BTW, she wasn't really a "redhead" either. (Great line, though.)

Alex| 6.9.11 @ 1:23AM

If you can discuss this being a problem with so-called "liberals" but you can't name the real group that controls Hollywood and the MSM - then "liberals" are just a red herring and the real problem emanates from that group that can't be named....

mzk1| 6.24.11 @ 7:41AM

That is sick! Learn some history. We didn't start the fire.

chuck jim fox| 6.9.11 @ 1:58AM

I will guess that the group you refer to as controlling the msm and Hollywood would be the J...s.

Holkden Cowan| 6.9.11 @ 6:01AM

What is there to prevent TV and Hollywood making shows that promote good values?

Stuart Koehl| 6.9.11 @ 2:21PM

If you watch it, they will come. But, since you don't watch it, they don't come.

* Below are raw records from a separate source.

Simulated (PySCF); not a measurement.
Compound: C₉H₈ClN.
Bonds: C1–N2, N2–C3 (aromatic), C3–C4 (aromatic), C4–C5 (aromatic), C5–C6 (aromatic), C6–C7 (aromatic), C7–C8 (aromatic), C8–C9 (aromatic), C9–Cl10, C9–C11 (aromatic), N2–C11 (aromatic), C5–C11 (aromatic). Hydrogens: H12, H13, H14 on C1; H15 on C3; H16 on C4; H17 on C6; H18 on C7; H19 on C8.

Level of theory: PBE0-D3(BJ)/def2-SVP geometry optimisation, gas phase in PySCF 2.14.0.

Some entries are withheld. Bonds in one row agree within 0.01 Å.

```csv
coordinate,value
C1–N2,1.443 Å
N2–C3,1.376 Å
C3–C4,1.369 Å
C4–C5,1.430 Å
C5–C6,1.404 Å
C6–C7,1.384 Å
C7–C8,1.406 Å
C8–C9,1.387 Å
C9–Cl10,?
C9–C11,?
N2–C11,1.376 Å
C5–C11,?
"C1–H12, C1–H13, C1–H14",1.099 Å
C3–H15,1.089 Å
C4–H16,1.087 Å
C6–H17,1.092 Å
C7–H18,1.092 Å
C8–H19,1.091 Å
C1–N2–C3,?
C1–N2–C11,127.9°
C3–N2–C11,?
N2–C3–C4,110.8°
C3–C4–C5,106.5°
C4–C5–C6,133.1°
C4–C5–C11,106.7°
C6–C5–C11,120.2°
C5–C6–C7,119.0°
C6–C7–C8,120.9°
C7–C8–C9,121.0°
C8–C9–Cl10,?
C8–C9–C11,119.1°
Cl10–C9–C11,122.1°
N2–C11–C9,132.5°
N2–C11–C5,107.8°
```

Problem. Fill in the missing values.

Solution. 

albert constantine jr.| 6.9.11 @ 8:41AM

In the mid-1990s I was at Camp Dawson as the USMC Command & Staff College Capstone Exercise was wrapping up. A TV in a common area was playing a black and white episode of the Andy Griffith show (or Mayberry R.F.D., whatever it was called at the time), wherein Sheriff Andy punishes Opie for telling tall tales about a man coming out of the sky, only to learn that he was telling the truth about a utility company lineman. Several of the field grade officers present marveled about the uncomplicated message, and commented to the effect that wouldn't it be great if things were really like this. I myself saw a more nuanced message (perhaps we should listen to the young people for they are truthful and wise). Fast forward to 2008, and Griffith and Howard shilling for Obama, and Griffith's subsequent employment as a flack for Obamacare, and I came to realize that the manipulation continued, if no longer subtle.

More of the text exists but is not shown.